After my ethereal experiences in the alternative world I searched for a more natural experience that would keep me anchored to this world and this time. I found myself walking along King’s Road in Chelsea, and felt ‘drawn towards’ as the mystics would say, a certain shop window. It was adorned with the usual spiritual knick-knacks of crystals, tarot cards, incense sticks and Hindu statues carried back in packed suitcases by the more financially astute spiritual people. A sign said: ‘We have a more extensive library of spiritual books in the back.’
I entered the shop as if entering into an Aladdin’s cave. My eyes flicked passed the usual classics, ‘Tibetan Book of the Dead’, ‘The Alchemist’ and ‘I Am’ by Sri Nisargadatta and then settled on a single word in thick block letters:
by Roger Housden
I pulled out the book which had been tightly packed into the row. As I flicked through the pages I could see all manner of retreats from every religion in the world; Christianity, Islam, Buddhism, Sufism. On the final page I was struck by this image of a man standing alone in the desert looking out into the distance. I wanted to be that man. I paid for the book and headed home.
The word retreat as defined in the book is ‘an opportunity to remove oneself from the everyday world, seeking silence and solace; allowing you to connect back to the divine.’ I flipped through the pages of the book looking at the variety of retreats on offer and the many ways in which one could seek silence. Ashrams in India. Orthodox churches in the Greek mountains. A Tibetan retreat on a Scottish Island. And that silent retreat through the Sahara Desert.
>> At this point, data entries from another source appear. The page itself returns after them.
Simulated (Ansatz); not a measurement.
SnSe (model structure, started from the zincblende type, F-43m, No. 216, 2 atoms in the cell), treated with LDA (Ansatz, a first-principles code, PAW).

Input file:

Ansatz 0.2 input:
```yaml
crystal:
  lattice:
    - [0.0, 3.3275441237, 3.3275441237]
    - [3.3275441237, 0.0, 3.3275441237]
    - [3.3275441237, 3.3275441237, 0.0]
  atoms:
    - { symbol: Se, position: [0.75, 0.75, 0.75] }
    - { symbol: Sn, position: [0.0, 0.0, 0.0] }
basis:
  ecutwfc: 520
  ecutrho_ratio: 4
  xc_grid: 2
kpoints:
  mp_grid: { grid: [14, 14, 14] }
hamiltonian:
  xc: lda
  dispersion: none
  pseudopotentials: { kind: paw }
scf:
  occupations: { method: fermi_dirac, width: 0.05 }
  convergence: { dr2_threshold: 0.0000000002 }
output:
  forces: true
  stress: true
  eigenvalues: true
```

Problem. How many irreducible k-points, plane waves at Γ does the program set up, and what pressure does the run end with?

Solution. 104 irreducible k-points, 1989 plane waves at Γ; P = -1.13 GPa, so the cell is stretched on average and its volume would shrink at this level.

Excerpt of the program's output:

The desert conjured up romantic images of me in flowing white robes. The sand swirling around my feet. I imagined myself as Lawrence of Arabia. One man on his own struggling across the desert through the most inhospitable conditions. I quickly paid for the book and headed home. I was starting to feel the kind of excitement I used to get when high on drugs.
‘Chris. You don’t have to go to the Desert to find yourself. It’s right here in your heart.’ Mara was dubious about my desert trek. She just saw it as one giant ego trip.
‘Surely you need to be removed from your surroundings and these modern-day trappings to allow the heart to truly flourish?’ She looked at me suspiciously. ‘Was that a direct quote from my Ram Dass book?’I looked away, ‘Maybe. Maybe not.It’ll be fun. All you have to do is just walk and don’t talk for a few days and they do all the cooking. It’s like going on holiday with your parents.’
It appeared it wouldn’t cost too much for me to have my dream and I quickly reached for modern man’s saviour during times of frustration. The credit card. Within a few clicks I was booked onto a retreat which would take me to the largest desert on the earth. The Sahara.
I was flipping through the pages of my newly purchased Desert Survival Guide deciding on which gadgets to buy. Mara looked closely at me.
‘A silent retreat can be quite emotionally intense. Are you sure this is your thing, Chris?’
‘How can silence be an intense thing? It’s just shutting up for a few days. What’s difficult about that?’